“And so we have the prophetic word confirmed, which you do well to heed as a light that shines in a dark place, until the day dawns and the morning star rises in your hearts.”
And so
Peter now continues with an implication of his Mount of Transfiguration experience, which was a preview of the Second Coming of Christ. He now draws on even more convincing documentation of truth than the transfiguration.
we [the apostles] have the prophetic word [Scripture] confirmed [more certain]
The “prophetic word” pertains to inspired utterances – prophetic (of the prophets). In other words, this refers to the entire Old Testament Scripture. We can render this part of the verse as “we have more certain the prophetic word.” As reliable as the three apostle’s experience on the Mount of Transfiguration, the Word of God is more certain. It transcends human confirmation.
Ro 16:26-27, “But now has been made manifest, and by the prophetic Scriptures has been made known to all nations, according to the commandment of the everlasting God, for obedience to the faith— 27 to God, alone wise, be glory through Jesus Christ forever. Amen.”
The word “confirmed” (comparative adjective) is compared to “prophetic word,” carrying the idea the prophetic word is more certain than the Mount of Transfiguration experience. The Bible that the readers of Second Peter had in their hands was more certain than the transfiguration experience. “Confirmed” means firm, permanent. It came to mean reliable, dependable, and certain. These are people with firm faith because what they believed was altogether reliable. We can rely on and depend upon the Scriptures because they are trustworthy.

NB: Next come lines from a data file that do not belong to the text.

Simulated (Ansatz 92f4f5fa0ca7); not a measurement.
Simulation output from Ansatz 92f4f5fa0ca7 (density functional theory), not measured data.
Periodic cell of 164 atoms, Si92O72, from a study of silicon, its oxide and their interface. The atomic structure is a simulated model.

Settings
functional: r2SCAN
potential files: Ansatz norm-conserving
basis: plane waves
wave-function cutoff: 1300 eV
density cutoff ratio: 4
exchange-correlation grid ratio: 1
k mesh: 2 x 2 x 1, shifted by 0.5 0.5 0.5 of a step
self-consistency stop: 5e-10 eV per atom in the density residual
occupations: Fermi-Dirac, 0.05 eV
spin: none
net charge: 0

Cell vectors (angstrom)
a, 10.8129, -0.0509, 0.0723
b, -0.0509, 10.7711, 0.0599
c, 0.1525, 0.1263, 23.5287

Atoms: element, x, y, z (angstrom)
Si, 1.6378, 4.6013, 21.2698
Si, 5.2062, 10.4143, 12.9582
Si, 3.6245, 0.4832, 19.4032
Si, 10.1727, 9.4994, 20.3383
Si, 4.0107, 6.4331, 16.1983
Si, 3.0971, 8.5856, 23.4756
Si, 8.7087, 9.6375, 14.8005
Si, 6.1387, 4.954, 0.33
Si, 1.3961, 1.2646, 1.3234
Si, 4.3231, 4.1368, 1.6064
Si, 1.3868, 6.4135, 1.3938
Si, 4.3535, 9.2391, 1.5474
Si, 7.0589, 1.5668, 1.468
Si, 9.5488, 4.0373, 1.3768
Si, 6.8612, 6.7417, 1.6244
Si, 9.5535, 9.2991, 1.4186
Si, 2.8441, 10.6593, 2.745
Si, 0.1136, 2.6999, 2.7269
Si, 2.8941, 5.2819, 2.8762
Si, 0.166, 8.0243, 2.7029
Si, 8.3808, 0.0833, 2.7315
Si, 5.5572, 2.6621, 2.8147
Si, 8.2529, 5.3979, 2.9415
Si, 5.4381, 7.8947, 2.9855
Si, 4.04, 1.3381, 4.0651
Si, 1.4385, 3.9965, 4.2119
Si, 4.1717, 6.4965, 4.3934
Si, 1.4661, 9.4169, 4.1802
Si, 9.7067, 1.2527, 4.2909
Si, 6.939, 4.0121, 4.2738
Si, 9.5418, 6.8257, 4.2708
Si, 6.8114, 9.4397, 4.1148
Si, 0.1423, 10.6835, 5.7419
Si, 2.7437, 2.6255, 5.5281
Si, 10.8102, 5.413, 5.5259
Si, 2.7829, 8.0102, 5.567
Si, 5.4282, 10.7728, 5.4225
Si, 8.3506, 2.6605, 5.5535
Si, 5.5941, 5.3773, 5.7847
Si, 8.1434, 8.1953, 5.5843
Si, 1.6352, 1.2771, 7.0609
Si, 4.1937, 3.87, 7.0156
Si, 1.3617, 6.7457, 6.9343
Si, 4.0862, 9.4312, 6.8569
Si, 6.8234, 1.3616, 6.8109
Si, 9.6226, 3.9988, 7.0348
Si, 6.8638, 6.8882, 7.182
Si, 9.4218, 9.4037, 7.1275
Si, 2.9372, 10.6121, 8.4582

The Word of God is more certain than an apostolic witness of the account of Mount of Transfiguration. Our faith primarily rests in what God says, not what we experience.
PRINCIPLE:
We can trust God’s Word more than we can trust our senses.
APPLICATION:
We can trust the empirical evidence of the trio of Peter, James, and John seeing the transfiguration, but we can trust the message of the prophets, the Word of God, even more. The issue here is an issue of certainty. Scriptures are known to be true by the apostles; they are certain (He 2:2). There has been a process of verification by the apostles, and they confirmed the Bible to be authentic by a well-established verification process.
Is there an example of a specific event that is mentioned here in the OT?
Don, the specific context is dealing with the Mount of Transfiguration (2 Pe 1:18).